Vail Daily letter: Supports wilderness
Vail, CO, Colorado
As a backcountry enthusiast, I support the Hidden Gems Wilderness proposal in Colorado. The program would add new wilderness to the White River National Forest. Having spent 47 years as a full-time resident in the Vail area, I’ve had the chance to enjoy many trips to our local national forests and wilderness areas. My trips centered on hiking, backpacking, hunting and fishing.
For the past two summers, I’ve worked as a summer volunteer wilderness ranger. I and other rangers have had hundreds of positive comments from hikers we meet. We’ve come in contact with people from all over the U.S. and many other countries. All can’t get over the beauty and quiet in the wilderness. Many guests to our beautiful area have said they wanted to explore more wilderness areas on future trips to Eagle County.
This is proof to me that wilderness serves as a haven from the pressure of our fast-paced industrial society. It’s a place where we can seek relief from the noise and speed of machines, confines of steel and concrete and crowds of people.
Even with more boots in the backcountry, we still occasionally enjoy daily treats.
About six weeks ago, while on a trip to climb Mount Powell, there were 14 mountain goats who followed us into camp.
Less than a week ago, while on ranger patrol, we saw a black bear and a cinnamon cub.
Yes, I know the bears are down in the Vail Valley. Maybe with enlarged wilderness and better citizen trash control, we can keep them in the backcountry.

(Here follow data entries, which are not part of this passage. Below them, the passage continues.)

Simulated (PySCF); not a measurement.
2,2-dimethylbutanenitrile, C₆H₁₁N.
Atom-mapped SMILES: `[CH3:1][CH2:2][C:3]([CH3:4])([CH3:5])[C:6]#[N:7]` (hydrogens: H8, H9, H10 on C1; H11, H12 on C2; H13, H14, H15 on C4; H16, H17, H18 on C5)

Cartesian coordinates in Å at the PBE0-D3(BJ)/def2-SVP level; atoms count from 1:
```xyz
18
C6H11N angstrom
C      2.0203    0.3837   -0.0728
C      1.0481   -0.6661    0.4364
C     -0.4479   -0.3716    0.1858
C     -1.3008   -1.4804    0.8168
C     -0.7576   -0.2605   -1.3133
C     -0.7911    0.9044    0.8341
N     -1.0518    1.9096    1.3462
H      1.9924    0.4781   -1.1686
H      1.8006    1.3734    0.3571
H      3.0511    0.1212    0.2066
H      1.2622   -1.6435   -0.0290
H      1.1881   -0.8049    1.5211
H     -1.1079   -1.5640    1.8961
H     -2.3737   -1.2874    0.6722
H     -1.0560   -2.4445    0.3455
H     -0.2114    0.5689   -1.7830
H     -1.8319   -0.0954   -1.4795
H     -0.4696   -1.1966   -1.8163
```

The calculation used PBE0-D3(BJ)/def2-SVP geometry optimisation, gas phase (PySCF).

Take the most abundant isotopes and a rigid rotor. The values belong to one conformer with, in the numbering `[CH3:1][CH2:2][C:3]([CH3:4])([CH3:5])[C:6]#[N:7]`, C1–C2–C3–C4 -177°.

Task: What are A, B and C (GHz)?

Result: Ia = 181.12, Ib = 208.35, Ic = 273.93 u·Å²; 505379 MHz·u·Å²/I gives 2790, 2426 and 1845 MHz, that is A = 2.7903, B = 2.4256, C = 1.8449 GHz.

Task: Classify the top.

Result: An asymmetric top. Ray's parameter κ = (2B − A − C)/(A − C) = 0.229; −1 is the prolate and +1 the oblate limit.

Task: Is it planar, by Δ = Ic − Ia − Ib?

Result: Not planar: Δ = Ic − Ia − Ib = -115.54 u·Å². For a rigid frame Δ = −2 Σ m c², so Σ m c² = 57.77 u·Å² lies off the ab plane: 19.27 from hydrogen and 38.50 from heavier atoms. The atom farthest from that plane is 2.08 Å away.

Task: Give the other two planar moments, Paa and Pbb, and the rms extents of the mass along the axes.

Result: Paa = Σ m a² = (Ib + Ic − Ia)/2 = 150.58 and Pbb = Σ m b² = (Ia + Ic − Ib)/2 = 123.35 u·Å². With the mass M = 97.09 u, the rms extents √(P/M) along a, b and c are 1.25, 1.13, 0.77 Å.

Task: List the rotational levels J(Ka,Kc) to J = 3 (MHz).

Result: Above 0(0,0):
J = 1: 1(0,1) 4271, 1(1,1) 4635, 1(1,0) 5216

A couple of years ago, while on a trip into the Holy Cross area, we saw a mountain lion we were sure was over 150 pounds.
Over 10 years ago while biking up Vail pass, we rounded a corner where I came upon a dead female mountain lion we suspect was hit by a car.
We all love seeing a variety of wildlife and know they need a quiet place to live, den and be protected.
By enlarging wilderness, Mother Nature, the greatest of all architects, will continue to invite you, your children and grandchildren to a peaceful place we all need now and then. People need solitude as much as wildlife.
Remember, it’s impossible to build a wilderness but so easy to destroy. Our wildlife also needs contiguous migration routes, especially at mid-elevation.
Support wilderness enlargement now. A public area that’s quiet – that’s a unique treasure. This unique quiet treasure is changing rapidly.
Only a very small portion of the U.S. is designated as wilderness. Let’s set aside more of nature’s gift for future generations to enjoy.